But when the dough started running low, I couldn’t stop myself from calling up Kenny’s Australian fight contact. He turned out to be an Italian called Vincenzi, who I called Vinnie from the moment we met. Vinnie’s job was to fix up the fight before Kenny swarmed in to grab all the glory – and the cash. Vinnie warned me that this time there would be no cage. The only other thing I knew was that I would be fighting an Aussie and that he was a very tasty operator. That’s what Vinnie reckoned anyway.

Kenny appeared on the scene a few days before the fight. It was starting to dawn on me that he really was an extremely wealthy bloke because he even had his own apartment in Melbourne. Kenny wore even more jewellery than usual and he’d started speaking in an increasingly strong Irish/American accent. It was almost as if he adapted it for people in America and Australia. Strange, really, because he’d seemed straight Irish when we’d first met in London.
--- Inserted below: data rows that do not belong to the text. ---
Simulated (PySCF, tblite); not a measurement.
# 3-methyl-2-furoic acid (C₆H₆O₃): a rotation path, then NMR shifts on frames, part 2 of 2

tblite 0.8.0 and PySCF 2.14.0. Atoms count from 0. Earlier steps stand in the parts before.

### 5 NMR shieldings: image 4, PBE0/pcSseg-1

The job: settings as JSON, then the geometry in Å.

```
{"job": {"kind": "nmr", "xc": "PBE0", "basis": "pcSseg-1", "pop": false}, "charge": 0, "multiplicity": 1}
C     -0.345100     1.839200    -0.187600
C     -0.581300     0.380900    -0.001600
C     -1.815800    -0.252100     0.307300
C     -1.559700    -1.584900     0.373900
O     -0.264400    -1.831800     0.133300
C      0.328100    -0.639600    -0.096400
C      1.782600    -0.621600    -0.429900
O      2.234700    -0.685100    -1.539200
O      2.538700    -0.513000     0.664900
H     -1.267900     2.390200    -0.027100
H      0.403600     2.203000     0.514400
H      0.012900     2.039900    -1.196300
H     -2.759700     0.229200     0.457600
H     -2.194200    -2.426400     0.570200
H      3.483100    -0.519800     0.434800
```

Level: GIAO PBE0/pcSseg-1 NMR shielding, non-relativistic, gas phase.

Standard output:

Kenny reckoned the Aussies were good to deal with ‘because they’re so fuckin’ thick-skinned.’ It was only a lot later that I realised the significance of what he was saying.

On the night of my first Oz fight, Vinnie drove me to the venue in his Nissan Patrol. I felt fit and strong because Carole and I had been training at a gym in Melbourne virtually every day of the week. Of course she had no idea I was prepping a fight.

This time the fight was held in a furniture warehouse at an industrial estate on the outskirts of Melbourne. It had a roped-off ring with eight barrels, so it ended up being the same shape as a fifty-pence piece.

There were lots of Italians and Greeks in the audience. They looked like smartly dressed business types but I guess a lot of them were villains. There were a lot of four-wheel drives on display. I was dressed in my usual ‘uniform’ of tight T-shirt and jeans. Kenny appeared briefly but stayed firmly in the background most of the time.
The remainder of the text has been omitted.